The qualities and skills that make a great designer

A woman sit across the table from two other women, while in front of her laptop. They are talking to each other.
Photo by Christina @ wocintechchat.com on Unsplash

When I first entered the field of UX design, I thought that mastering design thinking was the key to becoming a successful designer.

As I’ve gained more experience, I’ve learned and observed some key qualities and skills that make a designer successful.

Many of these things aren’t taught in design school or even a UX bootcamp.

After working on several different teams and having many insightful conversations with my mentors, here are a few things that successful UX designers don’t do.

1. They don’t work in silos

Working in silos is caused by a lack of collaboration and communication across teams or departments.

Each silo works in isolation and fails to share information across teams, leading to inefficiencies in workflow, such as:

  • duplicated or inconsistent work,
  • misaligned priorities, and
  • lack of direction towards achieving the business objectives.

Some proven ways for teams to escape the silo mentality include:

  • Nurturing a unified vision so that teams can adopt a big-picture view of the company’s overall objectives
  • Creating cross-functional teams so that departments can support each other while encouraging different perspectives
  • Using collaboration tools so that remote teams can foster better communications and more efficient workflows
A drawing that shows data being siloed during the building lifecycle vs. data being shared across teams.
(Source: Dan Hughes)

Designers should be aware of what projects other departments are working on or have planned for the future.

Collaboration across teams creates opportunities to share knowledge and build efficiency into their workflow.

Designers should also leverage and contribute to a design system.

The design system acts as a single source of truth for the organization so that designers across teams can use common components and patterns to deliver more consistent experiences.

2. They don’t worry about getting things perfect

I am guilty of trying to perfect my designs time and time again.

When I was a junior designer, I used to focus on the nitty-gritty details for far too long, wanting to deliver a pixel-perfect, polished piece of work.

After I left my job and joined a faster growing company, there was no time to worry about getting things perfect. The team moved with a sense of urgency.

Get the product shipped, worry about the details later.

Designers need to move away from the idea of “one big launch”. In agile, the concept of continuous delivery can lead to faster time to market and efficiency in making changes, including implementing new features or bug fixes.
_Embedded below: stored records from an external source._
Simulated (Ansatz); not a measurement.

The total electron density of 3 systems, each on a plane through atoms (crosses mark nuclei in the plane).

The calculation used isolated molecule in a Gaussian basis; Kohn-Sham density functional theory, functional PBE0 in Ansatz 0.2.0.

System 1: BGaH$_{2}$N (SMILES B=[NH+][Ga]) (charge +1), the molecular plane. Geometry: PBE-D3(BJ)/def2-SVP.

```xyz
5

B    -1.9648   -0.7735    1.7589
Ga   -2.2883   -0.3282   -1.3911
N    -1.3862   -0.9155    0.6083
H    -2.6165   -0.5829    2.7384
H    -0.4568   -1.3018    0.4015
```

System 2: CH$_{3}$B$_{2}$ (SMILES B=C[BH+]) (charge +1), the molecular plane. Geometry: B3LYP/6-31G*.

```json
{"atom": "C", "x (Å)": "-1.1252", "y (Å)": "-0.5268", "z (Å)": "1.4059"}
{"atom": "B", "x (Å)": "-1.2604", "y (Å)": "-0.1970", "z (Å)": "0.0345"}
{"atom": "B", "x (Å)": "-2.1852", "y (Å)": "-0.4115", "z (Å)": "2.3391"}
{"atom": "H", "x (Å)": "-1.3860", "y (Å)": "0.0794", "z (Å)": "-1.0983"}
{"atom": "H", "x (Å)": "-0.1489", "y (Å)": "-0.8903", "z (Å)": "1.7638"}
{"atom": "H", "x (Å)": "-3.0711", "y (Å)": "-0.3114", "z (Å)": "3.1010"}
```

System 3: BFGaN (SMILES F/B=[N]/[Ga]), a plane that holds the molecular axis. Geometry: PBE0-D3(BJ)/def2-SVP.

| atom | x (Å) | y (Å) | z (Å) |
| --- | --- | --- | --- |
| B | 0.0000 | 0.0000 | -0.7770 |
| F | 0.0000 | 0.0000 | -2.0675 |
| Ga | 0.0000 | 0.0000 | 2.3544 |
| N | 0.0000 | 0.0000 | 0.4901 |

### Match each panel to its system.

The Continuous Delivery Pipeline fosters continuous learning and value delivery.
(Source: Scaled Agile — Continuous Delivery Pipeline)

Time is valuable, especially when competitors are working just as hard to deliver quality products. Just get the product out the door and into the hands of your customers.

Design is an iterative process; it isn’t finished once it’s delivered.

Successful designers understand the importance of measuring outcomes through methods like user interviews, diary studies, A/B testing, or instrumentation.

Data and research drives decisions, which allow designers to incrementally improve their designs, one sprint at a time.

3. They don’t fall in love with their solution

One of the biggest lessons I’ve learned as a UX designer is to never fall in love with your designs.

Just like in relationships, it can lead to heartbreak.

A big mistake that designers often make is being unaware of confirmation bias, which is the tendency to look for, or interpret, information to back up their own beliefs.

A venn diagram of Confirmation bias. On the left side is Facts & Evidence (or evidence we ignore). On the right side is Our Beliefs. In the middle is Evidence we believe.
(Source: NN/g — Confirmation Bias in UX)

Confirmation bias can be dangerous in UX as it can lead to poor or incorrect decisions based on validating false assumptions or personal preferences.

Asking biased questions while conducting research can lead to users focusing on the wrong thing and unintentionally confirming your own thoughts.

This results in designing experiences that may not accurately address the users’ needs or provide any value.

A great UX designer has the willingness and ability to let go of an idea.

Designers should be receptive to feedback and critique about their designs.

Work with researchers to ask open-ended questions without leading the users into validating your assumptions.

Learn to let go of a solution if the data and feedback support a different direction.

Being a designer isn’t about designing whatever you feel like is right, but rather grounding your designs in research and insights to deliver an experience that addresses real user needs.

4. They don’t only focus on designing

As UX designers gain more influence in their organization, they tend to take a step back from designing and become more involved in product strategy and envisioning the future.

Senior designers collaborate closely with product leaders to define the roadmap, breaking down larger initiatives into milestones and sprints.

An example of an experience-based roadmap drawn on a whiteboard. The title says “Our user can…”. Underneath is a table that is labelled “Short term” on the left and “Long term” on the right. The table has three columns labelled “Stage 1”, “Stage 2”, and “Stage 3”. In each column are sticky notes of an experience that the user should be able to experience during each stage.
(Source: IBM Enterprise Design Thinking Toolkit — Experience-based Roadmap)

It’s important to understand how design as a function contributes to the overall product strategy in order to convince stakeholders and influence design. Designers should explore ideas and communicate the tradeoffs to back up their decisions.

It can also help to understand code so that you can work better with engineering teams to realize your vision. Being able to speak the same language as your cross-functional partners will help strengthen teams and deliver better outcomes for users.

Growing your T-shaped skillset as a UX designer will help you gain the knowledge and expertise required to level up in your career.

An example of a designer’s T-shape in Year 1 and Year 3. The Year 1 T-shape has three columns of skills, with the middle column being the deepest. The Year 3 T-shape has five columns of skills with many more skills under the wing discipline and an even deeper middle column.
An example of how a UX designer can grow their T-shape skillset over time by deepening their core discipline and broadening their wing disciplines.

“If good UX design is the result of very careful consideration, I’d suggest that a good UX designer is one who has carefully gathered all of the information they need to fully understand the needs of both user and brand in relation to whatever issue they are trying to solve. With these thorough understandings, the most appropriate UX solution will pretty much present itself.”